[Illustration: H.M.S. Monmouth, Armoured Cruiser.
Sunk at Coronel, November 1st, 1914.]
The strongest of all the lighter ships that cleared the way for Jellicoe's battle fleet were the armoured cruisers, which are about half way between the light and battle cruisers. Sir Robert Arbuthnot's First Armoured Cruiser Squadron, speeding ahead of Jellicoe, swooped down on the German light cruisers in grand style, sank one, lamed two, and was driving the rest before it, helter-skelter, when, without a moment's warning, the huge hulls of the German battle line loomed out of the mist at almost point-blank range! In his eagerness to make short work of all the German light craft in the way Sir Robert had lost his bearings in the baffling mist and run right in between the two great battle lines. Quick as a flash he fought the German giants with every gun that he could bring to bear while turning back to take his proper station on the flank. But he was doomed and knew it. Yet, even at that fatal moment, his first thought was for the men whom, through no fault of his own, he had led into this appalling death-trap; and besides the order to turn back he signalled the noble apology to all hands under his command: "I beg your pardon." The end came soon. A perfect tornado of gigantic shells had struck his flagship, the Defence, at the very first salvo. She reeled under the terrific shock and had hardly begun to right herself before her sides were smashed in by another. At the third she crumpled up and sank with every soul aboard of her. Her next astern and second, the Black Prince, and the Warrior, managed to crawl away under cover of the mist. But both went down; though the battered Black Prince survived to be sunk by German battleships during the night.
[Illustration: BATTLESHIP FIRING A BROADSIDE.]

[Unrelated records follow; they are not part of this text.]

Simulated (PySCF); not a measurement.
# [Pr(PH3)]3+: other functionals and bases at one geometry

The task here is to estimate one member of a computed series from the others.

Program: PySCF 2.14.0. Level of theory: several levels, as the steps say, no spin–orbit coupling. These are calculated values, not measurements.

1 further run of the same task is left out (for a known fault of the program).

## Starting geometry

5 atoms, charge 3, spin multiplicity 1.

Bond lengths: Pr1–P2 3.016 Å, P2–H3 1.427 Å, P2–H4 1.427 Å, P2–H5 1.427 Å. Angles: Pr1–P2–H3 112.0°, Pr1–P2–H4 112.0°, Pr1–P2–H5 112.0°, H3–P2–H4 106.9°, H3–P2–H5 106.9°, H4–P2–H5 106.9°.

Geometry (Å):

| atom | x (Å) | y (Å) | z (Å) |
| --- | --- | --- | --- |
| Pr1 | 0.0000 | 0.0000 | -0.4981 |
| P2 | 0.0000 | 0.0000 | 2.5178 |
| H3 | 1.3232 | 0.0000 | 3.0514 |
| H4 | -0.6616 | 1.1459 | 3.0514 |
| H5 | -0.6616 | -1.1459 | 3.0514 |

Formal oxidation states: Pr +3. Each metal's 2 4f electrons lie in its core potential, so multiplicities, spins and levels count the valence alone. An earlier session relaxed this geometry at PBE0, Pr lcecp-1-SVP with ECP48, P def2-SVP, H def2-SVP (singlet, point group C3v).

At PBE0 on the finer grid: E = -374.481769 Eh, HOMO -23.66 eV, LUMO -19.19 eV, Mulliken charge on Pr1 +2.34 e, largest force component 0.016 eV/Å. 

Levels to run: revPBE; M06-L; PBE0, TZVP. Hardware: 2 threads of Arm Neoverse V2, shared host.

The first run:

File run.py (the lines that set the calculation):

About this time, just after six, the fight was at its very fiercest, especially between the opposing light craft. It was a question of life or death for the Germans to keep the British light craft away and use their own to the utmost while their battle line was turning toward the west in a desperate effort to keep ahead of Jellicoe. This was not cowardice, but a desire to save the German fleet from utter ruin once victory was seen to be impossible. Not all the brave deeds were on one side. How much the Grand Fleet's honour would be dimmed if its opponents had been cowards or if its own commander had failed to give the enemy his due! "The enemy," said Jellicoe in his dispatch, "fought with the gallantry that was expected of him, and showed humanity in rescuing officers and men from the water. I particularly admired the conduct of those on board a disabled German light cruiser which passed down the British line under a heavy fire that was returned by the only gun still left in action." But of course this was well matched by many a vessel on the British side, in a fight so fierce and a turmoil so appalling that only men of iron training and steel nerves could face it. Light craft of all kinds were darting to and fro, attacking, defending, firing guns and torpedoes, smashing and being smashed, sinking and being sunk, and trying to help or hinder the mighty lines of battle whose own gigantic guns flashed and thundered without a moment's pause.
As Jellicoe closed in to get the strangle-hold his mighty battle fleet had, in very truth, to go through fire and water: the racing ships, their slashing bows and seething wakes; the pall of smoke, stabbed by ten thousand points of fire, together making the devil's colours—yellow, red, and black; the leaping waterspouts thrown up by shells that missed; the awful crashings when the shells struck home; the vessels reeling under well-aimed, relentless salvoes; the ships on fire beyond the reach of human aid; the weirdness of the mist that veiled these dreadful horrors, or made them ghastlier still, or suddenly brought friend and foe together either to sink or swim; the summer sea torn into the maddest storm by ships and shells; while, through and round the whole of this inferno, there swelled and thundered the stunning roar of such a giant fight as other navies had never seen or even dreamt of. So deafening was this roar, and so absorbing were the changes of the fight, that when a ton-weight shell swept overboard every atom of the bridge aboard the leading ship of a flotilla—with compass, chart-house, engine-room-telegraph, steering wheel, and every soul on duty there—the men on "monkey's island," just above the bridge, never knew their ship was even hit till she began to run amuck and rammed another British vessel!
This was the battle into which Jellicoe had to fit his own vast force of twenty-four dreadnoughts without checking Beatty, without letting the Germans get a clear run home, and without risking the loss of his own best battleships by making one false move. At four minutes to six Jellicoe sighted Beatty. Five minutes later he asked him for the position of the German line. Nine minutes later he asked again. The smoke and mist were so bad at first that it was not till 6.14 that Beatty could say exactly. At 6.16—just two minutes later—Jellicoe's plan was made and his orders had gone out. There, in the conning tower of the Iron Duke, within those two short minutes, he had calmly thought out every chance and change and way of going into action under conditions which could not have been worse for him or better for the Germans.